ENISA Threat Landscape 2025 — Part 4:
- Katarzyna Celińska

- Oct 28
- 2 min read
The 2025 edition of European Union Agency for Cybersecurity (ENISA) Report dives deep into how disinformation and hacktivism have evolved into coordinated, state-linked instruments of influence and disruption across Europe.
INFORMATION MANIPULATION
➡️ 86 documented FIMI operations targeted EU institutions and Member States.
➡️ 60.5% of these were attributed to known information manipulation sets — coordinated influence groups combining fake accounts, media portals, and automated bots.
➡️ Russian groups focused heavily on EU elections, political summits, and crisis events, exploiting breaking news and social unrest to maximize visibility.

Photo: https://pl.freepik.com/
Manipulation Tactics:
1️⃣ Fakenews ecosystems — building entire networks of imitation media outlets with credible-looking names.
2️⃣ Synthetic personas — fake journalists or analysts used to seed divisive content.
3️⃣ AI-generated content — deepfake videos, forged statements, and synthetic “quotes” attributed to EU leaders.
4️⃣ Cross-platform amplification — coordinated posting across Telegram, X, and fringe forums to simulate organic engagement.

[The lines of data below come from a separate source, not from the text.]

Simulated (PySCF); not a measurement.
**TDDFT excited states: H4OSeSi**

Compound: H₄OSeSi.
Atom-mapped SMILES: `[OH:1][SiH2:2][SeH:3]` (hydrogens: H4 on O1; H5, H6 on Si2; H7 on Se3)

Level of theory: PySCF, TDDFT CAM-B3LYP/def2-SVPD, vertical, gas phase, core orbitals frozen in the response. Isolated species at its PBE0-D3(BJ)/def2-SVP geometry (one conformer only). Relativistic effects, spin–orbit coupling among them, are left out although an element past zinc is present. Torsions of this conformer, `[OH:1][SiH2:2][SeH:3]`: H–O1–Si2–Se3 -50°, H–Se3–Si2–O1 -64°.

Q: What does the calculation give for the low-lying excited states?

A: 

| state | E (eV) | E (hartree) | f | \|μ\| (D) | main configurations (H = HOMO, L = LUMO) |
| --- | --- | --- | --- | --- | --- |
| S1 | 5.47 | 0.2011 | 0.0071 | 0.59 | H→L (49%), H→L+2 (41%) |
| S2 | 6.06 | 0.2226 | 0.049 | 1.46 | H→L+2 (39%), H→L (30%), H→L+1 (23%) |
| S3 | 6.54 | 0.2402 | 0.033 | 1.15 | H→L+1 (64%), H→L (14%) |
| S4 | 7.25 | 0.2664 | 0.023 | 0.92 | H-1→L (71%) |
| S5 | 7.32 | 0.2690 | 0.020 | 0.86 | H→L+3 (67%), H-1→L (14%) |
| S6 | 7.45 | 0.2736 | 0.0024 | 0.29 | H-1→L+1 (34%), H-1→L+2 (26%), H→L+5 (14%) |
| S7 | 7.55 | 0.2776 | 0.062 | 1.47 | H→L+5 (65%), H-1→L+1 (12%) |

ENISA notes that roughly 25% of FIMI narratives explicitly sought to degrade the image of the EU, spreading stories that questioned European unity and crisis response capability.
HACKTIVISM
➡️ Hacktivism, though often technically unsophisticated, remains one of the most active and visible threats across the EU.
➡️ ENISA recorded hacktivist claims in 79% of total incidents during the reporting period — a dramatic rise fueled by geopolitical polarization.
➡️ 91.5% of hacktivist attacks were DDoS campaigns targeting websites of government institutions, parliaments, and ministries.
➡️ Intrusions accounted for 5.1%, and data breaches for only 3.4%, showing that while visibility is high, the actual damage is limited.
➡️ Pro-Russia hacktivist alliances dominate, but ENISA also notes rising pro-Palestine and anti-Western coalitions, many sharing infrastructure or coordination channels.
➡️ The lines between hacktivism, hasztag#cybercrime, and state operations are increasingly blurred.
From the Polish perspective, these findings are extremely relevant. Russia continues to weaponize information to destabilize public opinion, manipulate narratives, and create chaos — particularly in countries like Poland that stand on the geopolitical front line. Hacktivism is growing, often supported by state actors or cybercrime alliances, creating a hybrid form of ideological and technical warfare. DDoS attacks are the most common, but the most damaging attacks are those targeting government systems and critical infrastructure, including OT.